The “Splendid” Isolation of the United States
Jorge Piñón, whose business experience spans time with Royal Dutch Shell, Amoco, British Petroleum and other oil giants, recently wrote: “The Deepwater Horizon incident experience taught the United States very important hands-on lessons on how to manage such a catastrophe, lessons which would benefit us in the future by sharing them with neighbors.”
One of those neighbors to whom Mr. Piñón refers is Cuba. He writes: “Obviously, the establishment of working relations between the U.S., Cuba, and The Bahamas in marine environmental protection would assist enormously in the contingency planning and cooperation necessary to an early and truly effective response to an oil spill.”
Of course, the creation of such working relations between Washington and Havana is not so obvious to all of Washington’s decision-makers, particularly that tiny group of hardcore Cuban-Americans in Dade County, Florida and elsewhere. But as Cuba prepares to drill in an offshore area proximate to Florida—and to do so at depths exceeding the depth of the Deepwater Horizon well—it should be.

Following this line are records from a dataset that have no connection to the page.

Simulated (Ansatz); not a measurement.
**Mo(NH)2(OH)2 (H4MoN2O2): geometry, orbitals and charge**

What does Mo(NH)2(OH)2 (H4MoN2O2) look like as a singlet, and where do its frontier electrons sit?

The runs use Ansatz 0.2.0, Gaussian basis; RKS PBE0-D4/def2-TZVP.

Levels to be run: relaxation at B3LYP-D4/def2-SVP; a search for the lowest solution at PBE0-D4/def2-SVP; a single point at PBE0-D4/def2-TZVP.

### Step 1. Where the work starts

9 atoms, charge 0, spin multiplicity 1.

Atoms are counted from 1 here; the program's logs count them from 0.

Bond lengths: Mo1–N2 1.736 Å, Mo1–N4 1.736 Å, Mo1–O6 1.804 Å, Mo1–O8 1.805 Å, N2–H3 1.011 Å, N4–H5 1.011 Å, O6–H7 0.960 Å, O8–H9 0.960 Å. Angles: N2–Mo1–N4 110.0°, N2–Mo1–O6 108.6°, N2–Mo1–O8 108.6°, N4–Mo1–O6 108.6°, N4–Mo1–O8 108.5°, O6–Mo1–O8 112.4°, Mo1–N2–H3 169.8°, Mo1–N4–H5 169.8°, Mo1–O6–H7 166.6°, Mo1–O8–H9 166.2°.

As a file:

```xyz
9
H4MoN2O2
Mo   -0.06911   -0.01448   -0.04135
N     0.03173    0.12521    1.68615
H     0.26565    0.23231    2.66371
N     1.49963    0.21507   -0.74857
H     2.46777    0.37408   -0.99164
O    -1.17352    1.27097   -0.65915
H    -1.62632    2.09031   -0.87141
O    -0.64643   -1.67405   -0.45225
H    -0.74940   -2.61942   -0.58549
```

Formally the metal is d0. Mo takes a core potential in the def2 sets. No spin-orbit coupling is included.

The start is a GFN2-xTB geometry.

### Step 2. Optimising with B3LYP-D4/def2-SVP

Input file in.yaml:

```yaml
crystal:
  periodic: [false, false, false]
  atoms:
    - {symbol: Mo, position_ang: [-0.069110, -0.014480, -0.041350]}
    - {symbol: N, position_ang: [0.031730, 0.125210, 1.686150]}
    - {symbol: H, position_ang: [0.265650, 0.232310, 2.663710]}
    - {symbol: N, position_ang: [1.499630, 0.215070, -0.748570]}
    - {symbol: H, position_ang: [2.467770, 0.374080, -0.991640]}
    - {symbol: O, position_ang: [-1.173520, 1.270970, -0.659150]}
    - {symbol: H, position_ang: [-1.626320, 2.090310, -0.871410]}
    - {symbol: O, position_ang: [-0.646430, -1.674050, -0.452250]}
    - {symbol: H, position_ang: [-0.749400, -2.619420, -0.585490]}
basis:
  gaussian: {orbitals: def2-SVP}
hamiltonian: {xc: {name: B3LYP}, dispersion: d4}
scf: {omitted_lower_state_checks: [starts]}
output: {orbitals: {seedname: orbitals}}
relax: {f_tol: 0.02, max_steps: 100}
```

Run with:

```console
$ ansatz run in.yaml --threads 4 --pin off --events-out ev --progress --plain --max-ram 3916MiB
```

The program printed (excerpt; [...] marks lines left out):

Recent earthquakes in Haiti and Japan not only highlight the unprecedented nature of such natural events as the world’s population heads for 7 billion and is increasingly concentrated near the oceans, such events also underscore dramatically the need for international cooperation in responding to their aftermath. Yet the U.S. insists on dealing with Cuba as it has for the past fifty-plus years of failure: embargo, embargo, embargo. It is as if the ghost of Jesse Helms, never a man whose photo was on the piano of any reasonable person, still gripped Washington in its incomprehensible vise.
We are not simply talking of response here either—though in cases of natural events, that is about all one can accomplish (though, as Japan vis-à-vis Haiti clearly demonstrates, prior efforts to prevent maximum damage can be ameliorative). We are also talking of prevention.
What better way to ensure that Cuba uses best practices in its oil exploration and extraction efforts than to put the best possible technology and experts to the task of advising the Cubans, or even assisting them? Yet because of the embargo, the U.S. cannot do this. Nor can other western countries do it safely, i.e., the embargo threatens them for dealing with Cuba also because the U.S. can retaliate.
When will national security, economic and cultural opportunity, openness, a serious interest in the future of eleven million Cubans and a respect for the sovereignty of nations, and more, finally trump an insidious group of hardcore Cuban-Americans in the United States and usher in a fresh and positive policy with respect to Cuba?